ADDIS ABABA: Tigrayans in northern Ethiopia fear a return to all-out war amid reports that clashes were continuing between local and federal forces on Monday, barely three years after the last devastating conflict in the region.
The civil war of 2020-2022 between the Ethiopian government and Tigray forces killed more than 600,000 people and a peace deal known as the Pretoria Agreement has never fully resolved the tensions.
Fighting broke out again last week in a disputed area of western Tigray called Tselemt and the Afar region to the east of Tigray.
Abel, 38, a teacher in Tigray’s second city Adigrat, said he still hadn’t recovered from the trauma of the last war and had now “entered into another round of high anxiety.”

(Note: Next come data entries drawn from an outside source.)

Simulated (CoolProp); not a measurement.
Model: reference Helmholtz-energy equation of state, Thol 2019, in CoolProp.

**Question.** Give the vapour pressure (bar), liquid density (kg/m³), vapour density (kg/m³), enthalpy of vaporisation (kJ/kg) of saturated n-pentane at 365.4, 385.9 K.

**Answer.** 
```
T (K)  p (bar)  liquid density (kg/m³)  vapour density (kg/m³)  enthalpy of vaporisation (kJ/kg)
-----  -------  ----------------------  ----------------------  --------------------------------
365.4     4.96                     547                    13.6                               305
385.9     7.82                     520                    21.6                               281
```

“If war breaks out now... it could lead to an endless conflict that can even be dangerous to the larger east African region,” added Abel, whose name has been changed along with other interviewees to protect their identity.
Flights have been suspended into Tigray since Thursday and local authorities reported drone strikes on goods lorries on Saturday that killed at least one driver.
In Afar, a humanitarian worker, speaking to AFP on condition of anonymity, said there had been air strikes on Tigrayan forces and that clashes were ongoing on Monday, with tens of thousands of people displaced.
AFP could not independently verify the claims and the government has yet to give any comment on the clashes.
In the regional capital Mekele, Nahom, 35, said many people were booking bus tickets this weekend to leave, fearing that land transport would also be restricted soon.
“My greatest fear is the latest clashes turning into full-scale war and complete siege like what happened before,” he told AFP by phone, adding that he, too, would leave if he could afford it.
Gebremedhin, a 40-year-old civil servant in the city of Axum, said banks had stopped distributing cash and there were shortages in grocery stores.
“This isn’t only a problem of lack of supplies but also hoarding by traders who fear return of conflict and siege,” he said.
The region was placed under a strict lockdown during the last war, with flights suspended, and banking and communications cut off.
The international community fears the fighting could turn into an international conflict between Ethiopia and Eritrea, whose relations have been increasingly tense in recent months.
The Ethiopian government accuses the Tigrayan authorities and Eritrea of forging closer ties.
United Nations Secretary-General Antonio Guterres is “deeply concerned about... the risk of a return to a wider conflict in a region still working to rebuild and recover,” his spokesman said.
The EU said that an “immediate de-escalation is imperative to prevent a renewed conflict.”